Wednesday, April 13, 2011

Cheap Teachers

Most major universities have some level of online course instruction and there are specific online colleges and universities where most of their instruction is on the Web. And today, there are about one million high school students taking courses from the Web. As public school teachers are laid off in droves to meet rising budget deficits, as average class size appears to be ballooning upwards, it would only seem natural for these school systems to opt into online learning. Some public school systems – like the one in Memphis, Tennessee – even require their students to take at least one online course (at a cost to the school district of $164) to graduate. Idaho is considering pushing a requirement for four such online courses as a condition to graduation.

But there’s a catch… a big catch. Quality. Does a child actually learn when he or she is asked a question and responds by cutting and pasting a Google search result as a response? Or rampages through an online English course, not by reading the books, but by providing online biographical information about the author and storyline summaries instead of reading the assigned material? Virtual classrooms are sprouting up like weeds: “Nationwide, an estimated 1.03 million students at the K-12 level took an online course in 2007-8, up 47 percent from two years earlier, according to the Sloan Consortium, an advocacy group for online education. About 200,000 students attend online schools full time, often charter schools that appeal to home-schooling families, according to another report.” New York Times, April 5th.

For students in isolated communities, traditionally where multiple grades may be forced into a signal classroom, virtual education can sometimes be more than a computer-controlled system of learning; students may be in an actual and live course of instruction, with full interactivity, a real teacher and real time student participation, linked by modern video conferencing technology. Or the tools available to school districts may be sufficient for tailored course creation, from basic studies to advanced placement. Global Virtual Classroom (virtualclassroom.org) is one of the non-profits leading the way in providing such educational resources to schools seeking alternatives: “The Global Virtual Classroom (GVC) project is a collection of free, on-line educational activities and resources. It aims to complement the efforts of governments and education departments around the world to integrate technology into their classrooms and curricula and to link their schools to the information superhighway.”

Edutopia (edutopia.org) is supported by George Lucas’ foundation; it has been behind quality “programmed learning” and online education for years: “Edutopia.org contains a deep archive of continually updated best practices, from classroom tips to recommendations for district-wide change. Allied with a dedicated audience that actively contributes success stories from the field, our mission relies on input and participation from schools and communities… Edutopia.org [is a]n in-depth and interactive resource, Edutopia.org offers practical, hands-on advice, real-world examples, lively contributions from practitioners, and invaluable tips and tools.
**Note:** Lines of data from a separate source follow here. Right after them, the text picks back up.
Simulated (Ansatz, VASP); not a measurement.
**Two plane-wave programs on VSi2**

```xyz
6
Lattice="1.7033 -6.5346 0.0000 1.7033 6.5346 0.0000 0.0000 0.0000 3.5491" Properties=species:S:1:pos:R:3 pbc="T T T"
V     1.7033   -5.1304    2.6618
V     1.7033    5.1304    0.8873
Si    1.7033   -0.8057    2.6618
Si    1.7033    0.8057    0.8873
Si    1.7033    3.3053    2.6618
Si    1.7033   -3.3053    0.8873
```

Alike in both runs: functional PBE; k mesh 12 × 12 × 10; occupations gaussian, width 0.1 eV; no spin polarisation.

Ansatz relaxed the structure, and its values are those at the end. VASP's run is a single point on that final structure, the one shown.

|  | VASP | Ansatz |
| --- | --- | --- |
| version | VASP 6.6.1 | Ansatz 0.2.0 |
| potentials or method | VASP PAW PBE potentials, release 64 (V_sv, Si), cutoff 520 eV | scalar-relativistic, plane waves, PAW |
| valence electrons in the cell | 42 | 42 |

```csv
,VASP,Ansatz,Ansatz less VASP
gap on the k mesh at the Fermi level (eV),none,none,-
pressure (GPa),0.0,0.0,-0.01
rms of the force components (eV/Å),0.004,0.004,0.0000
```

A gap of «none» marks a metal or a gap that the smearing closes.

The struggle is how to take the reality of passing standardized tests to graduate and combine it with true one-on-one interactive learning. That students learn at different rates and often need to reach material in their own way create opportunities to allow this individuality electronically without otherwise impeding the flow of normal classroom instruction. Or one can look at such virtual instruction as a placeholder for good schooling, providing technical compliance and an ability to pass a standardized test without learning much of anything: “Administrators say they have never calculated an apples-to-apples comparison for the cost of online vs. in-person education, but around the country skeptics say online courses are a stealthy way to cut corners. ‘It’s a cheap education, not because it benefits the students,’ said Karen Aronowitz, president of the teachers’ union in Miami, where 7,000 high school students were assigned to study online in computer labs this year because there were not enough teachers to comply with state class-size caps… ‘This is being proposed for even your youngest students,’ Ms. Aronowitz said. ‘Because it’s good for the kids? No. This is all about cheap.’” NY Times.

But quality control is exceptionally difficult in a nation where there are over 15,000 separate school districts; the United States is one of the few countries in the world where schooling is entirely determined at a local, and not a national, level. I’ll leave you with this excerpt from the March 20th Newsweek given to me by my friend Dennis Duitch: “Of 1,000 citizens [yeah, they were already Americans] who recently agreed to take the Official U.S. Citizenship Test, 38% failed outright; 29% couldn’t name the Vice President; 42% didn’t know who the Taliban are; 44% couldn’t define the Bill of Rights; 6% weren’t even able to “circle Independence Day on a calendar.” The reasons Americans are so uninformed are broad, including, primarily, “a lot of very poor people without access to good education, and a huge immigrant population that doesn’t care to speak English,” as well as our decentralized education system run by individual states and religious organizations, each beholden to political, religious and/or moral issues constantly changing.” How do you create viable and quality virtual education in a nation where moral and religious prerogatives often trump educational standards? We damned well better figure this one out… the educational systems of so many other nat ions are creating very competitive workers!

I’m Peter Dekom, and it’s hard to believe that Americans still believe in true competition as the best system when they are actually eroding the very educational system that has made the U.S. competitive!